In 12 months, USA has collectively spent more than 1,284 years reading about Donald Trump on social media.
Not to mention the world.
Now, politics was always a dinner table discussion but with social media, the conversation has spread over an everlasting global feast.
Currently the Republican presidential candidate’s online presence in so unprecedented, that if we were to translate his reach in ads, it would cost him $380 million to achieve that through traditional marketing tools.
And frankly, this would only be a rough interpretation of social media. It doesn’t even begin to cover engagement, conversation, discussion, the 24/7 cycle, a direct pipeline into mainstream media.
Barack Obama was, undoubtedly, the first presidential candidate to effectively use social media as a core strategy in his campaign. His Ask Me Anything on Reddit and extensive use of Twitter as a vehicle for real-time support system, was nothing more than revolutionary.
Eight years on now, it is clear that a long, vicious battle for the White House will be played out online. If the question then was whether to use social media, candidates are now determining how and to what extent.
And if 2008 was the “Facebook election”, how will the race in 2016 be remembered?
This is yet to be answered but if one thngs is sure, it is the fact that the influence of social media in the current election is stronger than it has ever been, and the information pattern it has established will form campaigns for years to come.
All of the front-running candidates have a social media presence, often on more than one platform.
So when Trump fires off the numerous late night Twitter tirade, it gets to more that 3.7 million of his followers.
Bernie Sanders’ hashtag #feeltheBern turned into record attendance at rallies around the country.
The Clinton camp, on the other side, launched accounts on more niche social networks, including Pinterst, Instagram and Snapchat, and even created a Spotify playlist for her supporters.
Long story short – today, social media has evolved from an afterthought to a strategy.
And it has been such a successful one, that it has gone so far as to be a news source and decide the news agenda. Rather than the other way around.
In December, when Trump announced his suggestion to ban Muslims from entering the country, the news generated more social media engagement than any other news about the election since the start of the presidential race.
Trump’s posts remain the single most-responded-to news event since then with around 230,000 likes.
By January, he had become the most talked about person on the planet.
From this it is clear that social media isn’t just an instant circulation/ rating/clicks gold mine. We can clearly see why in an effort to tap the millennial market, politicians have diversified their campaign strategies to fit a 140 character limit.

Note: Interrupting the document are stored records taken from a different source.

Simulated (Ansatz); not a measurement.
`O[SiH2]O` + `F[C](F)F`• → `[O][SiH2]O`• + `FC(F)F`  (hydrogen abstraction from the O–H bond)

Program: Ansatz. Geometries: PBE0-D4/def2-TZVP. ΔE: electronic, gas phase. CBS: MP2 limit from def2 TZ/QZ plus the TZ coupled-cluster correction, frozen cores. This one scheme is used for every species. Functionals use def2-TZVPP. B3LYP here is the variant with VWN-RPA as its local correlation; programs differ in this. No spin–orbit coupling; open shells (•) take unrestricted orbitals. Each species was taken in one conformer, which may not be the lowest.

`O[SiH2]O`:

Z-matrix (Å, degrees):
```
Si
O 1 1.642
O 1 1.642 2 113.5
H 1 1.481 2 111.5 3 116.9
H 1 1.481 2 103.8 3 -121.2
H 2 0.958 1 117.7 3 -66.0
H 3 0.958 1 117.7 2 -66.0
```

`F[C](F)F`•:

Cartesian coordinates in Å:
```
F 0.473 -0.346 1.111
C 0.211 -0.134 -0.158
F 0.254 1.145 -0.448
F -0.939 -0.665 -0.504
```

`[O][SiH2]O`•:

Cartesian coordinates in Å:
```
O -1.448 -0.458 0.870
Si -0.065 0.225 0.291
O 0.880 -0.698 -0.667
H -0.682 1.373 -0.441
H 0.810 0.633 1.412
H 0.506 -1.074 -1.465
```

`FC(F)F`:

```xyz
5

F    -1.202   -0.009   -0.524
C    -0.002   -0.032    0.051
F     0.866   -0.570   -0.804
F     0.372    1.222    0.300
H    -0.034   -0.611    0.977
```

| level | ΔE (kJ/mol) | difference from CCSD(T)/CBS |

And it seems to be working.
And if claiming that the successful candidate will have to tweet their way into the Oval Office is a bit too far, we can certainly say social media is already having a considerable impact.
If not for the social media trend in elections, we wouldn’t have known what the Scott Walker’s diet is, the world wouldn’t be same without the odd Twitter Trump-isms, or worse, we couldn’t have seen the Snap of Hillary chillin’.
Social media is certainly something. We are in an era of LOUD and social media is the amplifier.